BRF is a coverage-guided fuzzer that aims to fuzz the runtime compononets of eBPF shielded by the verifier. BRF uses semantic-aware and dependency-aware input generation/mutation logic as well as generating syscalls to trigger the execution of eBPF programs to achieve the goal. The implementation of BRF is based on Syzkaller.
To use latest bpf features, it is better to build the kernel using the latest llvm.

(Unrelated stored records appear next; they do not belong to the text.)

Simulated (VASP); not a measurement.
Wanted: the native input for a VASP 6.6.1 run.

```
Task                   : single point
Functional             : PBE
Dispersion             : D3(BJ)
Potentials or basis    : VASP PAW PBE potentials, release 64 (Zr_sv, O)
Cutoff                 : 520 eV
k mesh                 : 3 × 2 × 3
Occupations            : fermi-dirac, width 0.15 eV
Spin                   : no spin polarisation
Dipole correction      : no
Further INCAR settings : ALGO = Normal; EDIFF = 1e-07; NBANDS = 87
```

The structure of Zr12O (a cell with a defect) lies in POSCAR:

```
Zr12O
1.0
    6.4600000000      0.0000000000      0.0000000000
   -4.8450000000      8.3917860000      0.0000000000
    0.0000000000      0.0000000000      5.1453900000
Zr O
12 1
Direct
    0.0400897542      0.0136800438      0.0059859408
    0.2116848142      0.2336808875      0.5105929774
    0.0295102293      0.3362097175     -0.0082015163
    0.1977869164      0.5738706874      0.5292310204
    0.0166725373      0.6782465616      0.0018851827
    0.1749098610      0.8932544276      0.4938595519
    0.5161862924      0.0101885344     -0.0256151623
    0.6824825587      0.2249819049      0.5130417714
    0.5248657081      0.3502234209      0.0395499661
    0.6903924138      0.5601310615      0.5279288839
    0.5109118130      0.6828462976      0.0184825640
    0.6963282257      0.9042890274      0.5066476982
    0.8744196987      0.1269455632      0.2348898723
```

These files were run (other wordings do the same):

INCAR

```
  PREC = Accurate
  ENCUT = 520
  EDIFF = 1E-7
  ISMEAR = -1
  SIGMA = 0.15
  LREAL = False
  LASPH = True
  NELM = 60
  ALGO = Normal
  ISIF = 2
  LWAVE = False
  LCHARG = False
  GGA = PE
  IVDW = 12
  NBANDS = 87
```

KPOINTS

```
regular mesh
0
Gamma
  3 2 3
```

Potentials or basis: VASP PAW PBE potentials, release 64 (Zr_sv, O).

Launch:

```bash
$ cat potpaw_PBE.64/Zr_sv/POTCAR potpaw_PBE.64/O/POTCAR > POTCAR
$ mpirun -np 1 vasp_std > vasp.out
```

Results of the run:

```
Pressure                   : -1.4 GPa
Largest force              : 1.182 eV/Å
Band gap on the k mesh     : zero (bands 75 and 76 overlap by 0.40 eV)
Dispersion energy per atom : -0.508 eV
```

git clone --branch llvmorg-17.0.6 https://github.com/llvm/llvm-project.git
mkdir llvm-project/build; cd llvm-project/build
cmake ../llvm -DLLVM_TARGETS_TO_BUILD="BPF;X86" \
-DLLVM_ENABLE_PROJECTS=clang \
-DBUILD_SHARED_LIBS=OFF \
-DCMAKE_BUILD_TYPE=Release \
-DLLVM_BUILD_RUNTIME=OFF
make
After the build completes, export build/bin to $PATH.
git clone --branch v1.24 https://github.com/acmel/dwarves.git
mkdir dwarves/build; cd dwarves/build
cmake ../
make
sudo make install
More to be added. Let us know if you think something should be added here.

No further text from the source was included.